Throughout history, nuts have been part of the human diet across the globe. Records of eating pistachios date back to the Stone Age, about 7000BC, and early descriptions of diets and food intake indicate that the Romans, Persians and Arabs all used ground nuts to thicken stews and sauces, with that practice later extending to Europe. During exploration of Asia, nuts made their way from Persia to China and became a highly prized delicacy. Then, in Scandinavian countries, nuts were dried and stored to rely on throughout the long, harsh winters.
Now, increased consumer interest in weight loss and healthy eating, in conjunction with the inevitable evolution of eating patterns, is persuading the snack manufacturing industry to rethink its production processes and to consider the development of new offerings that will meet consumer demand for healthier snacks to better fit into a time-poor lifestyle.

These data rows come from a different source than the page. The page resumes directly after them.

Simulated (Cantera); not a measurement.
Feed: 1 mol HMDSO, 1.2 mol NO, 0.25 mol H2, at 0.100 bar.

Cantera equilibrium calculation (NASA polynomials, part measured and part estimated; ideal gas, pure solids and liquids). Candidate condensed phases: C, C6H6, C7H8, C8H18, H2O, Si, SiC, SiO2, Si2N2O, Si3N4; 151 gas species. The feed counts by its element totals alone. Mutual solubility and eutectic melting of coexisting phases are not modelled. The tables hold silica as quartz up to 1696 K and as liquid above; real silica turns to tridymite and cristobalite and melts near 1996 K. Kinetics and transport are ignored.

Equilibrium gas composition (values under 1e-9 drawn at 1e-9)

The fat content and health criteria of snack food products are not always important issues for consumers. By their very nature, many snack foods are considered to be an indulgence. Health and wellness themes, all-natural ingredients and new taste sensations continue to influence market share, but in the recession they failed to make a huge impact on the market as a whole. Nevertheless, for time-pressed consumers who lead hectic lives and eat on the run, snack foods have become a more than occasional convenient meal replacement or supplement. This, despite the traditional competition from confectionery products such as chocolate bars and candy, perceived generally as treats – or perhaps essential mid-afternoon fuel by some!
Still, hand-held products such as snack crackers, cookies, granola bars and other ready-to-eat items now compete effectively with savoury snacks for a share of the consumer’s budget. And the key to the growing success of these products? Nuts.
Nuts are the ideal inclusion for snacks and confectionery, bringing texture, taste and health benefits. Snack bars have emerged as an important alternative to traditional sweet snacks, such as chocolate, cakes and biscuits, while in the bagged snacks market, products based on rice or other cereals are making an impression as a healthier alternative to high-fat crisps and extruded snacks.
Nuts also feature in almost one-third of global chocolate confectionery products, with an even greater proportion of recent new product launches containing nuts.
Hazelnuts and almonds are the most popular inclusions and the chocolate sector accounts for about 31 per cent of all product launches featuring almonds every year. The attraction for consumers is improved mouth feel (crunchy texture), taste and perceived health benefits.
Over recent years, nut inclusions have almost completely reinvented their role within the worldwide market. Firstly they made their way into tub, food service and stick ice cream in multiple applications; then there was no stopping an insurgence into tray bakes, bakery and patisserie, whether artisan, in-store or high street. Finally delicious desserts, confectionery and cereal bar snacks succumbed to the lure of nut inclusions. These are supplied in the perfect format for their respective markets, whether it is frozen or ambient, bagged or loose product, processed or not – and in whatever quantities are required.
Just ignore the statistics for a moment and look at a typical supermarket shelf; about one-third of snacks and confectionery contains nuts of some description, whether almond flakes or walnut halves or pecan pieces. There is no denying the renaissance of nut inclusions across almost all sectors of food manufacture, but are some nuts better for us than others?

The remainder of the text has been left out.